Sunday, October 19, 2014

I will not complain

But, we do not have sandbars that can handle 13-14 second swells.

Hurricane Gondola, or whatever the hell its name is, made me feel stupid and inadequate and tired.  I used the 40 person catering excuse on Friday when I tackled the building swell with half-hearted abandon with Andy at the park... YES I CATERED A LUAU FOR 40 RICH PEOPLE ON THURSDAY!



Stupid. What was I thinking?

I mean really, who does something like that?  Who do I think I am?



Oh, hi!  I am Nancy, and I can nanny all week, bake 100 vegan cookies by Saturday, and then stand on my feet for twelve hours straight on Thursday making the equivalent of every goddamned Thanksgiving feast I have created for the past ten years in one day on one frozen burrito with a parakeet flying all over the kitchen landing on my shoulder and head the whole time whispering random and weird things in my ear (wait, was that my own thoughts or the bird's?) and mimic water running while whispering and making kissing sounds in my ear.

Good God, now it is staring at my feet!  WHY is he pecking at my sandals?



What, it is already FIVE O'CLOCK? HOLY SHIT, I still have to finish the three layer carrot cake, bake three different yeast breads, all in various stages of rising, do three salads, and two more side dishes... and dear lord, my heart is beating so fast. DO NOT LET ME TOUCH THAT PORK LOIN... I REFUSE!  That thing was walking around a few days ago, breathing the air and looking at the world.
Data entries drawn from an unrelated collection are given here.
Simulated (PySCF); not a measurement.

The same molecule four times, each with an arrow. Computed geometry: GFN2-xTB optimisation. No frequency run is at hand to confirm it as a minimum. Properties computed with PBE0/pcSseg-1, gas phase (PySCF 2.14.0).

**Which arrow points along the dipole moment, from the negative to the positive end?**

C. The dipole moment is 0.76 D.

And, the entire time I could not and WOULD NOT check the report or my phone to see if the waves from the storm had arrived yet, as outside a glorious sunny day unfolded and faded away.

So, I made my way through it.  I only failed to deliver one dish, the Broccoli Quinoa, and never got to mix up the drink, the "Painkiller," that I planned to have ready for the bartender who had to mix it up herself.

But, everyone was having food orgasms by around 7:30 pm. I could hear the compliments out there in the crowd.



And then some of them, mostly all women, came into the kitchen to rave about my skills, but honestly I was so overwhelmed and exhausted by then that it is all a blur.  Except for the one huge man who walked up to the decimated carrot cake and made some hilarious face and moaned, pointing to the cake's remains, "THIS!  THIS!  Ohhhhhh!"



There was a woman who was also quite memorable, named Jan, who moaned, returning again and again, blaming me for her eating too much and saying she could not get enough of everything.  And, then it was over and I drove home and fell right into bed.  In the morning, I looked at the check I was handed as I stumbled out the night before, and noticed I had gotten a $100 tip.  SWEET!

Then suddenly it was dawn, and Andy and I were pedaling our bikes into the park and paddling into thumping swells that clamped down on us like relentless slabs of rushing cement.  Owwwww.



We left there, the rip currents were relentless, the current taking us down the beach at a pace impossible to paddle against, and we tried, to look at Summerhaven.  Crap, it was crowd city.  We saw Bob's car and watched a long time, but never saw him catch a wave.  I said, "Well, if Bob is not catching anything, I won't either." We decided to check out 12th street, where Mark said he was scoring "BARRELS." WHAT?  Ok, let us go see this for ourselves.

Well, that was a lesson in humiliation.  I felt thoroughly inadequate and weak, and missed so many big screaming walls that I backed out of and missed like a lazy ass dork.  Meanwhile, Chuck Lanham was scoring rides that made me want to cry.  Floaters, slashes off the top! Ugh. Andy tried to make me feel better, saying the guy doesn't have a job, just surfs, and exercises all the time, he's like a surf pro, he said. Damn him!! I hate him. But, even Chuck said something to me about it being a 14 second swell and not breaking right.

This day was better left forgotten, and I already practically have. Then, I came back to shore to bake about 100 cookies for the Farmer's Market.

The next day dawned with offshore winds and swells that had worked themselves out into more manageable clean walls.  I went with plan B, which was paying Lindsey $15 and hour to sell my cookies at the market.  I could not imagine myself sitting there while a swell was going off and I had worked so hard to have time to... SURF!



I was rewarded for all the disappointment and humble pie I had eaten the day before.  I had been thinking I was either getting too old for this, or that I was truly more tired than I have ever been in my entire life.  After the goddamned LUAU from hell.


Maybe it was a little of both.

But, there was one hour, as low tide turned into incoming, where I got giddy and insane and cackling and Andy told me to "CALM DOWN!" and I felt like an idiot for being so happy, but no matter, to hell with him, I was finally getting stand up barreling waves that felt insanely unreal even if I wasn't making it out of them every time.

Then I rolled into the market at 12:30 pm and Lindsey had broken the Bluebird Cookie sales record! Woo hoo!

And, I didn't even care that I had to pay her $60 and probably didn't make a bit of profit.

There were finally decent waves and, God damn it, I was there.